Postgres OnLine Journal : February / March 2013

From the Editors

PostGIS 2.0.3 for Windows x32 and x64 installers

What's new and upcoming in PostgreSQL

PostgreSQL 9.3 postgres_fdw: a Test Drive

PostgreSQL Q & A

How to add database name to log output Beginner
Should I install using PostGIS extension

Application Development

Saying Happy Valentine in PostGIS Advanced

A Product of Paragon Corporation
http://www.paragoncorporation.com/
http://www.postgresonline.com/

From the Editors

PostGIS 2.0.3 for Windows x32 and x64 installers

We have all the setup executables for PostgreSQL 8.4-9.2 32-bit and PostgreSQL 9.1-9.2 x64-bit for PostGIS 2.0.3. We'll have the 9.0x64-bit ones up shortly but do have the binaries.

We are planning to release these to stackbuilder sometime next week, but would like some feedback first with any issues people run into.

One person already reported a serious bug in our original packaging which we fixed. If you already installed 2.0.3 the x64-bit version or any of the 9.2 versions (both x32 and x64) that was not marked as -2.zip, -2.exe, you'll want to reinstall. The 8.4-9.1 32-bits were not affected so just have a -1.

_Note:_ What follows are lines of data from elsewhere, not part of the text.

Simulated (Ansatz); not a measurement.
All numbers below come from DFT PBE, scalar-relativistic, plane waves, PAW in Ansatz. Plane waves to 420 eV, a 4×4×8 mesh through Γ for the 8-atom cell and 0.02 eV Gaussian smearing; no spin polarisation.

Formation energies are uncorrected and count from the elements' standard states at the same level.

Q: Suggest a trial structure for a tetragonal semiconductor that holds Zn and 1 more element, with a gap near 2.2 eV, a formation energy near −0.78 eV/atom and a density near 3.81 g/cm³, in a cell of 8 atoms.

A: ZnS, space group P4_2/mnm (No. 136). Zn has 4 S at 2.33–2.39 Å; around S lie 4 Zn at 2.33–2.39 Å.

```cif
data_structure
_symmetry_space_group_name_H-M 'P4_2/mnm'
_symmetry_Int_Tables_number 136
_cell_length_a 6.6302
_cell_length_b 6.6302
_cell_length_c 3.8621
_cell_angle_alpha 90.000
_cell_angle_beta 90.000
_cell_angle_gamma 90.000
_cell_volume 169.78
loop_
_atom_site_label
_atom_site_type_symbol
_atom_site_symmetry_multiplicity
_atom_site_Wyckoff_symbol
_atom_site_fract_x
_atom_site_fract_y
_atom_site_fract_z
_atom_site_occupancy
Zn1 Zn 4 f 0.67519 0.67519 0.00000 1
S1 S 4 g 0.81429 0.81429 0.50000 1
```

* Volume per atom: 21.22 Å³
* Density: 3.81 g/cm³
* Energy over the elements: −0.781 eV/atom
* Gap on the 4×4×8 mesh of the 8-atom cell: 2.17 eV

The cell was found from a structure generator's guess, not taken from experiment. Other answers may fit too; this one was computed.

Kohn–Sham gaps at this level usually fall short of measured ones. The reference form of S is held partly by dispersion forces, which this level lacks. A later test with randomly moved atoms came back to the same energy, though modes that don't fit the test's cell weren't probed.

Packages can be downloaded from:
http://download.osgeo.org/postgis/windows

General details on what is included:

http://postgis.net/windows_downloads

As always if you are installing for PostgreSQL x64 make sure to pick a zip or installer with 64 in the name. The unmarked or marked with 32 are just for PostgreSQL 32-bit.

Back to Table Of Contents

What's new and upcoming in PostgreSQL

PostgreSQL 9.3 postgres_fdw: a Test Drive

Just recently saw Michael Paguier's article on the recent commit of postgres_fdw so I was excited to try this out for myself. Questions we wanted to answer/experience were:

Can I connect against different versions of PostgreSQL? Yes to test I tried connecting from my PostgreSQL 9.3 dev instance to my 9.2 instance on another box.
Can I use a foreign type like -- you guessed it PostGIS if we have same version of PostGIS installed on both databases? Yes. I didn't try with different versions so not sure if that would work especially since the structure changed a bit between 1.5 and 2.0. I suspect 2.0 and 2.1 would work fine and might be a good way to cheat run 2.1 on 9.3 but creating derivatives of my 2.0 data with functions only available in 2.1.
Will it use my spatial index? No or at least we couldn't figure out how and I don't see how it is possible, but would be nice if it could be
Can I have a table defined with dynamic SQL? Nope or at least the docs don't mention it. This is a feature I really liked about the ODBC_FDW because often times I want the table to be filtered especially if I need my filter to use an expensive index like a spatial one or utilize functions only available on the foreign server. If that were part of the definition of the foreign table, then it could in theory process that part on the foreign server. So this makes postgres_fdw not a good replacement for dblink in many cases.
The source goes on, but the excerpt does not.